#OSMC 2018 – Day 0: Prometheus Training

To most people, monitoring is not exciting, but it seems lately that the most exciting thing in monitoring is the Prometheus project. As a project endorsed by the Cloud Native Computing Foundation, Prometheus is getting a lot of attention, especially in the realm of cloud applications and things like monitoring Kubernetes.

At this year’s Open Source Monitoring Conference they offered a one day training course, so I decided to take it to see what all the fuss was about. I apologize in advance that a lot of this post will be comparing Prometheus to OpenNMS, but in case you haven’t guessed I’m biased (and a bit jealous of all the attention Prometheus is getting).

The class was taught by Julian Pivotto who is both a Prometheus user and a decent instructor. The environment consisted of 15 students with laptops set up on a private network to give us something to monitor.

Prometheus is written in Go (I’m never sure if I should call it “Go” or if I need to say “Golang”) which makes it compact and fast. We installed it on our systems by downloading a tarball and simply executing the application.
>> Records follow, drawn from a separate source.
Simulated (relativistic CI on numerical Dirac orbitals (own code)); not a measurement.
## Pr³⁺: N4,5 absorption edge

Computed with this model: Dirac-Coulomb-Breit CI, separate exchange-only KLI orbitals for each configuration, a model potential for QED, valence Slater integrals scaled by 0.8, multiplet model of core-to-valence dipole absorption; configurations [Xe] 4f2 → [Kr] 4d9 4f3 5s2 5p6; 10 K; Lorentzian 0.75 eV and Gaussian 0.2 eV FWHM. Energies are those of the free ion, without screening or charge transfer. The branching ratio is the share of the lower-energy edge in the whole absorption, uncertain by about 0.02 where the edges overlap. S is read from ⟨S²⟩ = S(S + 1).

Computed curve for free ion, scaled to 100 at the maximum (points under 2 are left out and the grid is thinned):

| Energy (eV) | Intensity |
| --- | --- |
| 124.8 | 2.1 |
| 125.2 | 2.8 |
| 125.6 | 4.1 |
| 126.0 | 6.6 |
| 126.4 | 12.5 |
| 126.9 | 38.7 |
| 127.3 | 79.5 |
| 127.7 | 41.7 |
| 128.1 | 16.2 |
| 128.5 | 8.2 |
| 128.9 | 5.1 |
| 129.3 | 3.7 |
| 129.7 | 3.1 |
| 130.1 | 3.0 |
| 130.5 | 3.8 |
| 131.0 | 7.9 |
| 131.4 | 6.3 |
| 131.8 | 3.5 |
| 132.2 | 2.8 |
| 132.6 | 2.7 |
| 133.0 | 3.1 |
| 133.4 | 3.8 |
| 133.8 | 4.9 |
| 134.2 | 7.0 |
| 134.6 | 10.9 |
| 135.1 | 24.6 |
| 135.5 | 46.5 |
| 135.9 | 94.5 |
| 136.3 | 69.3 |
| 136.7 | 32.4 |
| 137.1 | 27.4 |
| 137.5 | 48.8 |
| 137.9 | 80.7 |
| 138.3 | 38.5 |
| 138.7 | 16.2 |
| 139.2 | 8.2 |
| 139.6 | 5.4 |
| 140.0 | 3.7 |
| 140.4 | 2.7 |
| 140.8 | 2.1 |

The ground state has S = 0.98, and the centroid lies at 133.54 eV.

Like most applications written in the last decade, the user interface is accessed via a browser. The first thing you notice is that the UI is incredibly minimal. At OpenNMS we get a lot of criticism of our UI, but the Prometheus interface is one step above the Google home page. The main use of the web page is for querying collected metrics, and a lot of the configuration is done by editing YAML files from the command line.

Once Prometheus was installed and running, the first thing we looked at was monitoring Prometheus itself. There is no real magic here. Metrics are exposed via a web page that simply lists the variables available and their values. The application will collect all of the values it finds and store them in a time series database called simply the TSDB.

The idea of exposing metrics on a web page is not new. Over a decade ago we at OpenNMS were approached by a company that wanted us to help them create an SNMP agent for their application. We asked them why they needed SNMP and found they just wanted to expose various metrics about their app to monitor its performance. Since it ran on Linux system with an embedded web server, we suggested that they just write the values to a file, put that in the webroot, and we would use the HTTP Collector to retrieve and store them.

The main difference between that method and Prometheus is that the latter expects the data to be presented in a particular format, whereas the OpenNMS method was more free-form. Prometheus will also collect all values presented without extra configuration, whereas you’ll need to define the values of interest within OpenNMS.

In Prometheus there is no real auto-discovery of devices. You edit a file in which you create a “job”, in our case the job was called “Prometheus”, and then you add “targets” based on IP address and port. As we learned in the class, for each different source of metrics there is usually a custom port. Prometheus stats are on port 9100, node data is exposed on 9090 via the node_exporter, etc. When there is an issue, this can be reflected in the status of the job. For example, if we added all 15 Prometheus instances to the job “Prometheus” and one of them went down, then the job itself would show as degraded.

After we got Prometheus running, we installed Grafana to make it easier to display the metrics that Prometheus was capturing. This is a common practice these days and a good move since more and more people are becoming familiar it. OpenNMS was the first third-party datasource created for Grafana, and the Helm application brings bidirectional functionality for managing OpenNMS alarms and displaying collected data.

After that we explored various “components” for Prometheus. While a number of applications are exposing their data in a format that Prometheus can consume, there are also other components that can be installed, such as the node_exporter which displays server-related metrics and to provide data that isn’t otherwise natively available.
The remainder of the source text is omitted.